Richard: The human world is made up of two forces; the immutable laws of nature, and devised stories. The first are unchanging, the second is a set of currently established beliefs that we choose to collectively agree on to allow societies to function, law and order to exist and commercial arrangements to be possible.
Some of these stories are so deeply ingrained in our societal-psyche, that we can forget that they are just stories and when they are no longer serving us can be changed. What makes us hang on to outdated stories?
Jon Thor: Before I answer that, let me say that anyone doubting that stories are powerful only needs to look to history; rich people and politicians over the years have their fingers in many pies, but almost always the super-rich and powerful of a generation have their fingers in media and news. Politicians and wealthy people don’t own news outlets because there is such good money in selling advertising space, but instead because they know that owning the news means that you can control the stories. This can allow a narrative of their choosing.
Owning the news means that you can control the stories.
Being born in Iceland, I think I notice how acutely this happens in the UK. I remember that after some especially harsh words were exchanged in Parliament, the next day I was waiting at the checkout counter in a supermarket and saw two newspapers next to each other. One of them had put Jeremy Corbyn’s face on a chicken and the other one had put Boris Johnson’s face on a clown. They were talking about the same story, but they had separate villains. It would be like going into a comic book store and seeing one comic, saying, ‘how will Batman defeat his arch-nemesis, the Joker’, and then the other one next to it saying ‘what’s wrong with that dude in the batsuit, he keeps beating all these mentally ill people.’
They were talking about the same story, but they had separate villains.
Two sides of a story being portrayed in such incredibly disparate viewpoints and that is the interesting thing about storytelling in society.
The stories we are told as we’re growing up are typically the ones that we most try and hold on to, whether they ‘serve us’ as adults in a developing society or not. And it’s these stories where we often don’t allow ourselves to see things from another side. But it is possible to change this and there are examples of how little things can bring new opportunities for change to light.
One successful way to challenge people’s viewpoints and help them to better understand other perspectives is actually via memes and internet jokes. This is a way for people to portray a different viewpoint very quickly, simply and humorously. When someone laughs, that moment can enter their subconscious and can create a lasting impression. That can lead to someone re-examining their viewpoint.
One successful way to challenge people’s viewpoints and help them to better understand other perspectives is actually via memes and internet jokes
With this in mind, people are recognising that to change viewpoints, one way that’s working is to use effectively guerrilla tactics, things like surprise, humour and novelty to break through the emotional barriers that can prevent someone wanting to change.
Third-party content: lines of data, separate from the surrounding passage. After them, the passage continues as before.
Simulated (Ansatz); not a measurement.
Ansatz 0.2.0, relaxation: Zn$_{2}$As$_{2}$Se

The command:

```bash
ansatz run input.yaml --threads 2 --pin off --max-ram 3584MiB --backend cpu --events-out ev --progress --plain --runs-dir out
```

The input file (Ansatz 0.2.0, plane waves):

One way that’s working is to use effectively guerrilla tactics
Sometimes we feel that some stories should be ‘protected’, as if they are sacred and we cannot touch them. Stories about what we can say, what we can do and what we should eat. Stories can be ingrained into our society, but look elsewhere and we see that differing perspectives and norms prevail.
Sometimes we feel that some stories should be ‘protected’, as if they are sacred
Take veganism as an example, if you visit certain places, you’ll find that they are actually proud that there is bacon on the menu. I saw a post about a man that makes wine, who was asked, ‘is your wine suitable for vegans?’ In response to this question, he posted a picture of himself dipping bacon into it saying ‘it isn’t anymore’.
It’s like there’s this strange pride about being against ‘new’ stories. It’s interesting to me that in this example someone who’s effectively running a business is willing to throw profit away that could come from the vegan population. Posting a picture that they feel is such a powerful insult to that community. But why do this?
It’s like there’s this strange pride about being against ‘new’ stories.
The sad thing for me is that they probably won a lot of points from the bacon lovers out there, but that’s what’s really interesting about seeing two different sides of a story. We can get so one-sided in our own stories that often we end up doing the same thing that’s been done in wars; when people dehumanise the other side. Generally, our inability to see another perspective isn’t as extreme as the example of how people can rationalise a war, but still a specific vocabulary emerges where people decide what’s okay to say and what isn’t and this can be polarising.
I saw a great post on social media the other day where someone had traced the lineage of the term Feminazi, this was a highly derogatory term for people fighting for feminism used about 10 to 15 years ago. They noted in the post how sharply the term declined in popularity when the political right started to sympathise more with those being called Nazis.
These are examples of stories where people have chosen a side and then tried to dehumanise the other side. Many of the stories that we see in our everyday lives are incredibly polarising and intentionally trying to provoke sharper reactions. Stories can reinforce people’s limiting beliefs or move individuals away from near the political centre to the extremes of the far right or left.
Many of the stories that we see in our everyday lives are incredibly polarising and intentionally trying to provoke sharper reactions.
Stories, however, can also help us to see other perspectives and avoid getting stuck in the echo-chamber of news and views where algorithms provide more ‘evidence’ of what we already perceive to be the ‘truth’, and in this lies our opportunity for positive change.